How to convert a String from UTF8 to Latin1 in C/C++?

Question

The question I have is quite simple, but I couldn't find a solution so far:

How can I convert a UTF8 encoded string to a latin1 encoded string in C++ without using any extra libs like libiconv?

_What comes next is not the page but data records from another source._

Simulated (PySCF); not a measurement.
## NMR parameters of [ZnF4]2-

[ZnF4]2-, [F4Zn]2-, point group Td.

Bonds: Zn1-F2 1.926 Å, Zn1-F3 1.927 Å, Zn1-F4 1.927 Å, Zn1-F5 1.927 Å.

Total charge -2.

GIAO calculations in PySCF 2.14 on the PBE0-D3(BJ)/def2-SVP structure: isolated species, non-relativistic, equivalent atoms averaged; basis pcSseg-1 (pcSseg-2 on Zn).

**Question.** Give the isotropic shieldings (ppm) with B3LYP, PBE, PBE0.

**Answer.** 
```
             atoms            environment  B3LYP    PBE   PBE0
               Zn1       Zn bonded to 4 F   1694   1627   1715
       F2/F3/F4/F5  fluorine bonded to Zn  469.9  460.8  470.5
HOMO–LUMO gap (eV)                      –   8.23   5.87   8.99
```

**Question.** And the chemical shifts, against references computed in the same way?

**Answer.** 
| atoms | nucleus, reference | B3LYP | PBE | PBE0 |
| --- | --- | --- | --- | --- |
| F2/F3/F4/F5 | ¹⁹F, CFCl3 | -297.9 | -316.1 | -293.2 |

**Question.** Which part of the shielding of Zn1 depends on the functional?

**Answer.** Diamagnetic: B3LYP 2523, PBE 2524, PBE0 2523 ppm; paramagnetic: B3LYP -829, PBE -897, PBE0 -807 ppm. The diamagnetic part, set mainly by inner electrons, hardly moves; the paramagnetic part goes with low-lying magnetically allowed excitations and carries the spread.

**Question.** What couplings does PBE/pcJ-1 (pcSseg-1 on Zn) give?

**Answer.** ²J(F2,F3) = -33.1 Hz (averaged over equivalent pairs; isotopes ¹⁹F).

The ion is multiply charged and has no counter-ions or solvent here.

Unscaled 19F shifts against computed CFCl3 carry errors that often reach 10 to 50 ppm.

Every example I could find so far is for latin1 to UTF8 conversion?

Answer 1

Here is a version of filmor's answer that I wrote for my purposes. A bit more readable, probably a bit slower. I didn't need the template stuff since I was always dealing with char *, and in my case I wanted to replace non-Latin1 character's with _. Just in case it helps someone:

int GetUtf8CharacterLength( unsigned char utf8Char )
{
    if ( utf8Char < 0x80 ) return 1;
    else if ( ( utf8Char & 0x20 ) == 0 ) return 2;
    else if ( ( utf8Char & 0x10 ) == 0 ) return 3;
    else if ( ( utf8Char & 0x08 ) == 0 ) return 4;
    else if ( ( utf8Char & 0x04 ) == 0 ) return 5;

    return 6;
}

char Utf8ToLatin1Character( char *s, int *readIndex )
{
    int len = GetUtf8CharacterLength( static_cast<unsigned char>( s[ *readIndex ] ) );
    if ( len == 1 )
    {
        char c = s[ *readIndex ];
        (*readIndex)++;

        return c;
    }

    unsigned int v = ( s[ *readIndex ] & ( 0xff >> ( len + 1 ) ) ) << ( ( len - 1 ) * 6 );
    (*readIndex)++;
    for ( len-- ; len > 0 ; len-- )
    {
        v |= ( static_cast<unsigned char>( s[ *readIndex ] ) - 0x80 ) << ( ( len - 1 ) * 6 );
        (*readIndex)++;
    }

    return ( v > 0xff ) ? 0 : (char)v;
}

// overwrites s in place
char *Utf8ToLatin1String( char *s )
{
    for ( int readIndex = 0, writeIndex = 0 ; ; writeIndex++ )
    {
        if ( s[ readIndex ] == 0 )
        {
            s[ writeIndex ] = 0;
            break;
        }

        char c = Utf8ToLatin1Character( s, &readIndex );
        if ( c == 0 )
        {
            c = '_';
        }

        s[ writeIndex ] = c;
    }

    return s;
}

Test code:

char s2[ 256 ] = "lif\xc3\xa9 is b\xc3\xa9tt\xc3\xa9r with acc\xc3\xa9nts";
Utf8ToLatin1String( s2 );

Answer 2

typedef unsigned value_type;

template <typename Iterator>
size_t get_length (Iterator p)
{
    unsigned char c = static_cast<unsigned char> (*p);
    if (c < 0x80) return 1;
    else if (!(c & 0x20)) return 2;
    else if (!(c & 0x10)) return 3;
    else if (!(c & 0x08)) return 4;
    else if (!(c & 0x04)) return 5;
    else return 6;
}

template <typename Iterator>
value_type get_value (Iterator p)
{
    size_t len = get_length (p);

    if (len == 1)
    return *p;

    value_type res = static_cast<unsigned char> (
                                    *p & (0xff >> (len + 1)))
                                     << ((len - 1) * 6);

    for (--len; len; --len)
        res |= (static_cast<unsigned char> (*(++p)) - 0x80) << ((len - 1) * 6);

    return res;
}

This function will return the unicode code point at p. You can now convert a string using

for (std::string::iterator p = s_utf8.begin(); p != s_utf8.end(); ++p)
{
     value_type value = get_value<std::string::iterator&>(p));
     if (value > 0xff)
         throw "AAAAAH!";
     s_latin1.append(static_cast<char>(value));
}

No guarantees, the code is quite old :)

Answer 3

latin1 (aka ISO-8859-1) defines the first 256 code points of Unicode. Thus, in UTF-8, if your character is 8 bits, then it will exactly map to the latin1 equivalent. If it's more than 8 bits in length, then there is no correspondent within latin1 and you should map it to some "unknown character" (e.g., \0 or ?).